Applying it to my own season of life, I’m convicted by habits lacking in cultivation and indulgent with consumption. I’m speaking mostly spiritual, but aren’t we one whole person, heart, soul, mind, and body? In light of this truth, it’s not difficult to realize how spiritual flourishing (or languishing) impacts every part of life.

Abide in Jesus. A thread of beauty and conviction weaving through my life and being by Holy Spirit for the past couple of years. A way of living I deeply desire to walk in. A banner of hope and peace and purpose that only Jesus provides. A fountain of enlightenment, comfort, and joy.

Maybe abiding is also cultivating.

Jumping off from where I began, every choice we make is either to cultivate, create or consume. All three contain life and purpose when rightly oriented around God and the good of others. Examples: We consume sustaining food. We create inspiring content. We cultivate gentleness in our speech.

What about when these choices become distorted with self-serving, self-elevating, self-indulgent desires?

It’s here I am thankful for the bright, chiseling work of Holy Spirit and Truth.

I’m not into the Enneagram, I’ve been an otter all my life, and the only letter I remember is ‘F for feeler.’ What I do know is that it’s sometimes challenging to believe I’m loved by God because I’m found in Christ not when I’m ‘doing’ and keeping my act together for Him.

It’s difficult for me to slow my need to have the answers so that I feel like I’m doing okay, and rest in His Godness. My survival mode is to balance all the places, to fix things when they appear broken or lacking, out of anxiety that there surely is more I could be or do. Which sounds pretty exhausting, right? Because it is. And an impossibly unpleasant way to live. Enter the temptation to escape (we’ll get to that soon).

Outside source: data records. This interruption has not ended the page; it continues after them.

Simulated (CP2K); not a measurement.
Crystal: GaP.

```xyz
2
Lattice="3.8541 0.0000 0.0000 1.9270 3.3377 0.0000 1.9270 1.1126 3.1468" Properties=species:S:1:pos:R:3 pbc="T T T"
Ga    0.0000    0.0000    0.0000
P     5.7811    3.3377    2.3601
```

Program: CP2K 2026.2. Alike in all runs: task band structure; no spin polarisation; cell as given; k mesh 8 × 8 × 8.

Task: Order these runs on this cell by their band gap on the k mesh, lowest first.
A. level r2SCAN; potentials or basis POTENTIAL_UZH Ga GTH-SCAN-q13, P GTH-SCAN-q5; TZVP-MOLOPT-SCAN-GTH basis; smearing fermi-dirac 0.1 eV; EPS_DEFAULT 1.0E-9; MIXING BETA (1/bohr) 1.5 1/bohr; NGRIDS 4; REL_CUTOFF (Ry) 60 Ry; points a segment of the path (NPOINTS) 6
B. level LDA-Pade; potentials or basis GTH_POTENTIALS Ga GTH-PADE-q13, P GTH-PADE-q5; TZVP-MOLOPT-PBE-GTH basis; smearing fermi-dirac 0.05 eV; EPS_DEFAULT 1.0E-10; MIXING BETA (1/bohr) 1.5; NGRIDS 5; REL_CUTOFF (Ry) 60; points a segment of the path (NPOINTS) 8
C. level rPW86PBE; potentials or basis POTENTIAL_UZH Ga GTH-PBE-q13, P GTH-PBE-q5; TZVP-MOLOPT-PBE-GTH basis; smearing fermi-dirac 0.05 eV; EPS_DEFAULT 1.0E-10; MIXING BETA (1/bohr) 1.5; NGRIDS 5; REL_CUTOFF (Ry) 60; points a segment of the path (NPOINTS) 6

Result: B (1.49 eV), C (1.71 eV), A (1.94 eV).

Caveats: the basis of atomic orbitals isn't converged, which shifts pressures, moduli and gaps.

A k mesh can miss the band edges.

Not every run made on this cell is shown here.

God has set me wonderfully free in many areas, new circumstances come, we make the next turn around life’s bend, and it’s insanely tempting to step back into the old way of operating. Right?

The practice of abiding is a practice of rest. Abiding is not passive, it is active, a continuous interaction with the Lord. Abiding is bearing fruit naturally, not forcibly or fearfully. Abiding is letting God be God.